Dundee was this week named one of the world’s 21 places of the future alongside the likes of Toronto, Atlanta…and Outer Space.
It was the only UK city to feature in the report by Cognizant’s Centre for the Future of Work, which examines how work is changing in response to new technology.
Here, two Dundonians who have travelled the world in the fields of music and sport – Simple Minds bass player Ged Grimes and broadcaster and Courier columnist Jim Spence – have their say on the City of Discovery and the place they are proud to call home.
Dundee has been absolutely pivotal in my other career, making music for computer games, says Ged Grimes.
(Minecraft entrepreneur) Chris van der Kuyl has been a friend of mine for years and when we sat down to work on our first game together, the music was regarded as an incidental thing.
In in the last 20 years it’s become central to the games process and for me, it’s one of those things that could only have happened in Dundee.
Now when I go to America and other places and tell people I’m from Dundee, the place that gave the the world Grand Theft Auto and Minecraft and Lemmings – they see it as a powerhouse.
Technology means you can be located anywhere now, the last big game I worked on was with a company in New Orleans. But when I started out in the music industry with Danny Wilson in the 1980s we had to move to London.
The great thing was you stood out.
But I think there was a sense then that Dundee was a city that had a past and less of a clear idea about its future, and you can’t say that now.
There’s a can-do attitude to the place and the people.

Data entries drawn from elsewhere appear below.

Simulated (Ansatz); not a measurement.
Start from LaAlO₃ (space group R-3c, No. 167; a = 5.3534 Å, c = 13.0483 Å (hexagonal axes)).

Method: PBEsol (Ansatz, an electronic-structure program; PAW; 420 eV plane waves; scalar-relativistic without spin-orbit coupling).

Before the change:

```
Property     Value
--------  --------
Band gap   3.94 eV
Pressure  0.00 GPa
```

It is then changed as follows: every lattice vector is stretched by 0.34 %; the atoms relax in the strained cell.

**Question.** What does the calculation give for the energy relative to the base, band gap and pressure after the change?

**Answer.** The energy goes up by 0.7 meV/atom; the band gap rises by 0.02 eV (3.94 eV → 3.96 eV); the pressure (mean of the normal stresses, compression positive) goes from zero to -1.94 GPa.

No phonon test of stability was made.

The 1980s maybe weren’t a great time for the city – a lot of the old industries were going – but people just got their heads down and started doing the things that had to be done to get us to where we are now and a lot of the creative industries that are doing really well grew out of that spirit.
I think the size of the city is important.
Everyone knows each other, so it’s easy to scale up when you have a project that suddenly takes off because you know a couple of musicians who can help, or you know all the people in the gaming industry.
I find people in Dundee are less competitive than in places like London too. There’s a sense of collective responsibility – if we stick together we can all be lifted up.
People have a confidence in their own abilities that means they don’t feel threatened when they give someone else a leg up and that benefits the whole city.
Keeping the talent in Dundee
A lot of people deserve credit for the huge range of creative industries in Dundee right now.
Look at all the smaller companies that started as spin-outs from the likes of Abertay University and initiatives like Dare to be Digital.
People had the foresight to say ‘okay we’re turning out all these amazing graduates, let’s find a way to keep all that potential talent in the city’.
As a Dundonian it’s easy to take that for granted but sometimes when you stop and look at it through the eyes of other people it’s gives you a real kick up the backside.
There are still challenges of course. We can’t allow it to become a two tier society.
It’s got to be inclusive and there are still people in the city who are not doing so well. We have to make sure the successes trickle down to everyone.
But honestly, there’s nowhere else I’d rather be.
It’s great to see Dundee getting this kind of recognition, says Jim Spence.
And it’s nice to see everyone jumping on the bandwagon of celebrating the city’s success but I do find it irksome when I hear people talking about what’s happening now as if it’s something out of the ordinary.
There seems to be this idea that Dundee is suddenly doing well for itself after long years when everything was terrible but really the city has always been held in high regard around the world.
‘The sense that Dundee always lagged behind is untrue and quite offensive’
You hear it from some of the professional Dundonians, as I call them – folk who haven’t lived in the city for years. Historians too.
This sense that Dundee has always lagged behind. It’s just not true and I find it quite offensive.
It’s not so long ago that Dundee was a bigger city than Aberdeen.
In the post-war years it was thriving. This image of a bustling, vibrant city hasn’t come out of nowhere – it’s been the reality for a long, long time.
Yes it went into a brief period of industrial decline in the 1980 but that was the bit that was out of the ordinary – not the recovery that has happened since.
The growth we’re seeing now has been the result of a recalibration rather than anything more dramatic.
We’re back on course, with a slightly different focus, but this is the direction we’ve always been going in.
Overseas adventures thanks to football
The other thing you have to remember is that Dundee has always enjoyed a good reputation overseas.
It’s only here in Scotland that people had this very dated view of the city.
I did the bulk of my travelling as a sports reporter – throughout Europe mostly and further afield.
And wherever you went, from Athens to Madrid and Moscow, people knew about Dundee and held it in the highest regard – largely because of its successes at football.
The people I met in other countries regarded it as a world class city even when people at home didn’t.
They didn’t know about Hearts or Hibs but they could reel off the names of United players.
‘A city punching above its weight’
More recently, I travelled a bit in my role as Rector at Dundee University and again, when we went abroad people knew all about Dundee and understood it to be a city that punched above its weight in areas like dentistry, and biotech and the creative industries.
It was only really in Scotland – Glasgow in particular, dare I say it – that the parochial attitudes persisted and you encountered this sometimes astonishing ignorance about what Dundee was really like.
If reports like this help to put all that behind us – here at home, as much as in the rest of the world – I’ll be happy.